Bank of England sets new digital resilience expectations for financial market infrastructure

Wayne Scott, Regulatory Compliance Solutions Lead at NCC Group Software Resilience

In recent years, there has been a global flurry of guidance introduced to shape how the financial services industry can protect against digital threats many of which name technology escrow as a proportional solution for consideration One such example is the Bank of England’s (BoE) review of Financial Market Infrastructure (FMI) outsourcing and third-party risk management, first launched in 2019, affecting payment systems, central securities depositories, and central counterparties.

The BoE has now published new regulations that look to carry on the work started in SS2/21. It aims to mitigate the "non-cyber" related risks associated in the use of technology: Supplier failure, service deterioration and concentration risk. Essentially, the move is aimed at improving digital and operational resilience across the financial industry, and has introduced a series of measures that affected organisations will need to comply with, within a twelve-month deadline.


What does the new regulatory framework on FMI outsourcing and third-party risk management set out?

The framework sets out requirements for organisations to take measures to protect their processes and data. These are intended to facilitate greater resilience and adoption of the cloud and other new technologies. The decision complements its requirements in relation to third-party risk management in other parts of the financial services industry and marks a global trend towards the greater regulation of the sector’s outsourcing practices.

The supervisory statements seek to ensure that firms have robust risk management frameworks in place for managing their relationships with third-party providers. It will have a significant industry-wide impact as FMIs are encouraged to review their third-party software portfolio. Firms will need to identify business critical services, and test software for potential risks using risk assessment tools or through an independent specialist.


Why are the new supervisory statements significant?
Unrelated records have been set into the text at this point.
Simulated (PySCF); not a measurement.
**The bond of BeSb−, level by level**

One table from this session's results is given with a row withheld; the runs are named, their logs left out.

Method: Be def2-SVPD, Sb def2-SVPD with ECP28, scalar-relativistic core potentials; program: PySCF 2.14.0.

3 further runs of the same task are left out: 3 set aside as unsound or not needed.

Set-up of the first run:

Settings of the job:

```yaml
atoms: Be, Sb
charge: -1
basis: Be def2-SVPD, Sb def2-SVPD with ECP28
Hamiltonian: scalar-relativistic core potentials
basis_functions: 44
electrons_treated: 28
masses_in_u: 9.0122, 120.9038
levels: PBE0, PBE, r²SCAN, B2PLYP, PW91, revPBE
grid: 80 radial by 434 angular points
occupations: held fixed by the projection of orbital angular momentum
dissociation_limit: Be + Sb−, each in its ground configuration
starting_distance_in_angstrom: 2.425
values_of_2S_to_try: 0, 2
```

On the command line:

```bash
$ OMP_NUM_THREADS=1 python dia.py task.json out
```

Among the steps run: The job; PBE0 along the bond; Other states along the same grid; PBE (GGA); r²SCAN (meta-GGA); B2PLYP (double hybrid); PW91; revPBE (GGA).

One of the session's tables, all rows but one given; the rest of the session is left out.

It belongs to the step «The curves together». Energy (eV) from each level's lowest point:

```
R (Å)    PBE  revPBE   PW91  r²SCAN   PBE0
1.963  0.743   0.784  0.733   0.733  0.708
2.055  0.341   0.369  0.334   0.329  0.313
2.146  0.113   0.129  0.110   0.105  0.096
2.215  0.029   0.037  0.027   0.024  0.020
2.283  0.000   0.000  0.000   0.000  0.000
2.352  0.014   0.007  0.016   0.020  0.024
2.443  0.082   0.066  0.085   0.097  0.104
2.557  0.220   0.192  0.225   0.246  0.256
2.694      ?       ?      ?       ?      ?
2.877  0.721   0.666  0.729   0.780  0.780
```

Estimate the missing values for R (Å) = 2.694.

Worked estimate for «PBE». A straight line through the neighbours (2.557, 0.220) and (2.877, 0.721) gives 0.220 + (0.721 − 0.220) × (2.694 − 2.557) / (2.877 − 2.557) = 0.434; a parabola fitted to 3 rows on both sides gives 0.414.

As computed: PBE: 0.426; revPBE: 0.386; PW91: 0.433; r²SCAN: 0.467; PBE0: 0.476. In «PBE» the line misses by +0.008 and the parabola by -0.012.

Critically, the new regulatory framework recognises the role third-party service providers play in the financial system by providing core services such as payment processing, clearing and settlement. Given the complexity of these services and the level of interconnectivity in the financial system, a failure in any single component would have significant impact throughout the entire ecosystem. For organisations in the financial sector, the BoE’s recommendations highlight the need to prioritise business resilience and ensure that organisations and service providers have plans in place for managing third-party relationships.

The supervisory statements stipulate that firms will need to maintain an up-to-date register of outsourcing relationships, distinguishing between those that are high risk and those that are not. Areas of the organisation that are business critical must be protected. NCC Group Software Resilience has engaged with the review throughout, supporting BoE to determine avenues of action businesses can take to protect themselves in the event of a disruption, by creating demonstrably  successful stressed exit plans.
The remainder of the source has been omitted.